There was a point where Lucia Koch was disturbed by the fact that most of the approaches to her works took them only as an expression of atmospheric changes on spaces and the alterations that light, modulated by filters, produced on human perception. Though these readings related to a sensorial quality are quite reasonable, they don’t consider that the works have their origin in a more speculative thought, propositions with both logical and concrete dimensions. The question is that the focus of these works is not on their sensual or ethereal condition, projected on skin, body or space, but the perceptual structures made visible in situations created in architectural spaces and elements like doors, skylights, windows, roofs, “cobogós” and walls.

Lucia works on the spaces she occupies with clear and distinct concepts, like “concrete material” – refering to materials from the realm of modern mathematics that, once organized, become tools to build fundamental notions in the learning of logical operations. However, the work is not trying to bring the beauty of mathematical structures into the field of art. What is revealed is the phenomenon of perception presented as problem. 
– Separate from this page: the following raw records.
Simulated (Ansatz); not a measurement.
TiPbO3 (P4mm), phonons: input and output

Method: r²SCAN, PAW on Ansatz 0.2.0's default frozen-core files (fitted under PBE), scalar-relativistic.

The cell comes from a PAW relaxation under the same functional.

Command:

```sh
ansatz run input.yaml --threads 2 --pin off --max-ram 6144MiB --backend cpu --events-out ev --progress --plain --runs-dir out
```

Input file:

Her photomontages, recombining images of façade tiles, are a good example of the way the problems are faced: the animation “Olinda – Celeste” (collaboration with the peruvian artist Gabriel A. Velarde), based on pictures of tiles found at the historical city of Olinda, simulates a camera moving along them in an apparently predictable way. But the movements don’t converge to a logical axis that “explains it all”. On the contrary, we perceive the surface of images as discontinuous and not changing according to what is expected. It is as if in a short period of time the patterns that were visible in a certain area reappear in an unlikely place, escaping logic. We find ourselves frustrated for not anticipating or seeing a narrative sense in the animation. 

In some recent works, the artist has extended that sensorial dimension inherent to most of her works. Places that have their natural light filtered or eletrically illuminated keep affecting people’s senses. And they react to it, as it happened in the piece called “Clube Internacional do Recife”  where diffusion and color correction filters and a new set of lightbulbs were installed over the skylight of a museum. Lucia operated a 12 channels digital mixer to make the lights flash according to the rythm of the DJ’s set playing, creating a party atmosphere. The audience’s physical reaction to those rythms was so strong that the old structure of the museum building was put in danger, forcing the “luminosonic” piece to be interrupted early in that opening night.